The Corner

Multimillionaire Donor Decries Obama’s Class Warfare

Here’s Ted Leonsis, multimillionaire internet pioneer and majority owner of the Washington Wizards, Capitals, and Mystics, on President Obama’s class warfare:

My dad was a waiter. My mom was a secretary. Neither attended college. I grew up in Brooklyn, NY and Lowell, Massachusetts. I attended public schools. My parents – in their best year – earned $31,000 combined. My dad worked for tips – often received in change – as he worked a counter for breakfast and lunch at a diner. My dad, too, once lost his job. I remember the angst in our household.

I attended Georgetown University which at the time wasn’t a need blind school via college loans. I paid them all back five years after I graduated.

I have great empathy for middle class or lower middle class America. My horizons as a young adult were not expansive. I was programmed to be a produce department manager at a grocery store in my neighborhood. That was my dad’s aspiration for me. I would have been proud to work hard to become a leader in a grocery store and I bet I would have been good at it, too. By luck and hard work, my career took a different path.

I say this as I read all of the rhetoric about Class Warfare, the rift that is being created between economic middle and lower class and as the President said “those millionaires and billionaires.”
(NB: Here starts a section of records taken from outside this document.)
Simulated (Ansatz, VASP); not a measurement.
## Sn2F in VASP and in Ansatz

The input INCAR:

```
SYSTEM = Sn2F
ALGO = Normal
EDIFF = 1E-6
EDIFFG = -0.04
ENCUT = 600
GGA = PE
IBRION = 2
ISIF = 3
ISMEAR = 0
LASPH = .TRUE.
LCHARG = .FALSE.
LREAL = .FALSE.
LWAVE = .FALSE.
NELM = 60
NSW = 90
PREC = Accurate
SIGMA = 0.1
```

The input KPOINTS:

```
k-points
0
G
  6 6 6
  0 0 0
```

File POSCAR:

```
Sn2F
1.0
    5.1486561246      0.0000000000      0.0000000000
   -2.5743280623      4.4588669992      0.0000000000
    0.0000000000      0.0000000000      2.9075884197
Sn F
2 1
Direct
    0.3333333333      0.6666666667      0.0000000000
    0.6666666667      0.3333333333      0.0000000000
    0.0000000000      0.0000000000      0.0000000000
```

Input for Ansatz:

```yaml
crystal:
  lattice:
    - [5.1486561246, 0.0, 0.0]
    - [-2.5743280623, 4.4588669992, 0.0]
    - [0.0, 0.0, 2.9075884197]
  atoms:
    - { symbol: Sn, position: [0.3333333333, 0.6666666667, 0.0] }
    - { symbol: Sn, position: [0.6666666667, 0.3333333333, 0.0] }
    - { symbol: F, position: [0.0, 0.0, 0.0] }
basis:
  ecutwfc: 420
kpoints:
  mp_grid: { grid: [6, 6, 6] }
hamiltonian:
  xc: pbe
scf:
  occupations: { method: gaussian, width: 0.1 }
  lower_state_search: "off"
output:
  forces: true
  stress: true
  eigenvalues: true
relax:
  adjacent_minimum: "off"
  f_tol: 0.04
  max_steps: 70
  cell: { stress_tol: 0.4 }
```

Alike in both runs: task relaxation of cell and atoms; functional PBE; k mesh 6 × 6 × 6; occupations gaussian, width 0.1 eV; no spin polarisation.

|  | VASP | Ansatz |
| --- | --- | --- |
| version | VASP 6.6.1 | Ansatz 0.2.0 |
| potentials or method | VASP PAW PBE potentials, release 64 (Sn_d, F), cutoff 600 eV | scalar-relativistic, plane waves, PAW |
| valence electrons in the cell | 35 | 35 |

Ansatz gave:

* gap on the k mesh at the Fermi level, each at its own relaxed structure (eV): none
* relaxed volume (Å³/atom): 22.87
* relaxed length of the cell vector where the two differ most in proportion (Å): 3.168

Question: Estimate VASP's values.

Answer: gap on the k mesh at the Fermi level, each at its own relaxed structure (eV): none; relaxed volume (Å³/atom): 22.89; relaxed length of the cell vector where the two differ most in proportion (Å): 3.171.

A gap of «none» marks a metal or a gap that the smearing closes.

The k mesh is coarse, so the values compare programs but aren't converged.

The real rift in philosophy though is do you want the Government to create jobs and stimulate the economy or do you want America’s small business to be the engine of growth?

Economic Success has somehow become the new boogie man; some in the Democratic party are now casting about for enemies and business leaders and anyone who has achieved success in terms of rank or fiscal success is being cast as a bad guy in a black hat. This is counter to the American Dream and is really turning off so many people that love American and basically carry our country on their back by paying taxes and by employing people and creating GDP.

This is a bad move all designed by some pollster who said this is the way to get votes during the re-election. It should be stopped. We should be healing and creating teams NOT dividing and pitting people against one another.

I know the President isn’t speaking to me specifically when he talks but many times I hear stuff and I cringe personally. As a friend told me the other day who lives in China, “Every time your President talks of late, it costs us billions in market cap and in confidence in your country and your economy.” Why do we devalue success in the US when the rest of the world is trying to emulate what we have created as an economic system?

Typical greedy Republican corporatist, right? Nope. Leonsis says he, too, would be willing to pay more taxes — if he were sure the revenue would go toward things that actually stimulated the economy. (He should read the Corner for a week to realize just how colossal of an “if” that is.) Then there’s this:

I voted for our President. I have maxed out on personal donations to his re-election campaign. I forgot his campaign wants to raise $1 billion. THAT is a lot of money–money–money–money! Money still talks. It blows my mind when I am asked for money as a donation at the same time I am getting blasted as being a bad guy!

Someone needs to talk our President down off of this rhetoric about good vs. evil; about two classes and math.

Our country was founded on the premise of “life, liberty and the pursuit of happiness”. Is anyone happy right now with all of this?

Hit a reset button ASAP.

Rethink how to talk to businesses and sell business leaders on your plan to make America great!

Many of us want to be a part of the solution. We aren’t the problem.

If POTUS is losing folks like Leonsis, he’s got a big problem.

Look, resenting the rich is nothing new in America, and it doesn’t — in and of itself — constitute “class warfare.” Hell, I resent the rich, just like I resent the good-looking and anyone who can throw a serviceable 12-to-6 curveball. But there was an America I’ve heard about — I wasn’t around to see it — where that resentment was countered and constrained by admiration and ambition. That is, by the desire to one day be rich oneself. That desire should, ideally, comport with a set of beliefs about political and economic relations and institutions that gives us all a fair crack at making a dollar and a cent. But the America I grew up in is increasingly conservative in the worst possible sense of that term. That is, it is increasingly concerned with protecting the ramshackle middle-class living afforded us from cradle-to-grave by the welfare state: entitlements, housing and health-care subsidies and the like. But because the welfare state over-promises and under-delivers for all the familiar reasons, it is unsustainable and imperiled. Enter class warfare, and the belief that the rich, the most convenient boogeymen, “aren’t paying their fair share.”